Dustin Johnson was on course to make it back-to-back World Golf Championships victories as he took a commanding four up lead after nine holes of the WGC - Dell Technologies Match Play final against Jon Rahm.
Johnson and Rahm finished first and third at the WGC - Mexico Championship earlier in the month and were the form players at Austin Country Club, both boasting 100 per cent records coming into Sunday's final.
The World Number One's form was particularly remarkable as he had never trailed having played 103 holes, and only lost 19 of those.
He played the front nine in one under par in contrast to Rahm's three over and was set to become just the second player ever after Tiger Woods to win consecutive WGC titles.
In the consolation match, Hideto Tanihara was all square after 11 holes against Bill Haas with the help of a hole-in-one on the seventh.
Johnson failed to birdie the opener for the first time in the week as holes and one and two were halved in pars but a ragged tee-shot on the third led to a Rahm bogey and the American had the advantage.
A little frustration looked to be creeping into Rahm's body language and when he three-putted the next to send Johnson two up, it was clear he needed something positive to happen.
It looked like it had when he hit the pin on the fifth with his second shot to leave a short putt for birdie but after Johnson had got down in three, he missed from four feet to go three down.
The Spaniard recovered well from a poor second shot to save par on the sixth but Johnson was relentless and a textbook two-putt birdie on the par five gave him a four-hole advantage.

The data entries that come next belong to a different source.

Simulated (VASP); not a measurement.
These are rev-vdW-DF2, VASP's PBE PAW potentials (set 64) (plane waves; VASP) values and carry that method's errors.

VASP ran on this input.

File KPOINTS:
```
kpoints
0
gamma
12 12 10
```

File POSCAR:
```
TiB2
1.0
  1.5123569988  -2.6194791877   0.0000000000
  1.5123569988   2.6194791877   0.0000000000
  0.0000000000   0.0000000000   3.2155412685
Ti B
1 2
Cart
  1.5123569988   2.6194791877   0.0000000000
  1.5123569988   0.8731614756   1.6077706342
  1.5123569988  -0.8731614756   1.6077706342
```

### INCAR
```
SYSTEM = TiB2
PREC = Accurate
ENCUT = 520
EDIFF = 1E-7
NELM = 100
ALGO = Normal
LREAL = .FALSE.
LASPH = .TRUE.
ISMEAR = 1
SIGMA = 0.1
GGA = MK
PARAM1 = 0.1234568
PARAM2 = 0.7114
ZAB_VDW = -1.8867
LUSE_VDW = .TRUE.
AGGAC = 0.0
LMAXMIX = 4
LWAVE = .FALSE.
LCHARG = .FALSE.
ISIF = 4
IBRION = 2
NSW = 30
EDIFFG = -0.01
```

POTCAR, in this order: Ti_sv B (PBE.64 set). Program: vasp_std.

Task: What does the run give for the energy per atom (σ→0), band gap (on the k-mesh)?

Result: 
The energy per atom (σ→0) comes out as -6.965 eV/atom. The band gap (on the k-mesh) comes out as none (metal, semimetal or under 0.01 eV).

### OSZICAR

The rot was stopped on the seventh as Rahm recovered from sending a long putt off the green by making the next for par but a bogey on the eighth sent him five down before Johnson bogeyed the ninth.
In the consolation match, Tanihara won the second with Haas hitting back on the fifth before the Japanese made just the fourth hole-in-one in the history of the WGC - Match Play.
He hit an eight iron from 207 yards that took a big bounce, three hops and rolled into the hole for the tenth ace of the European Tour season.
He moved two up on the ninth but Haas hit back on the tenth and 11th.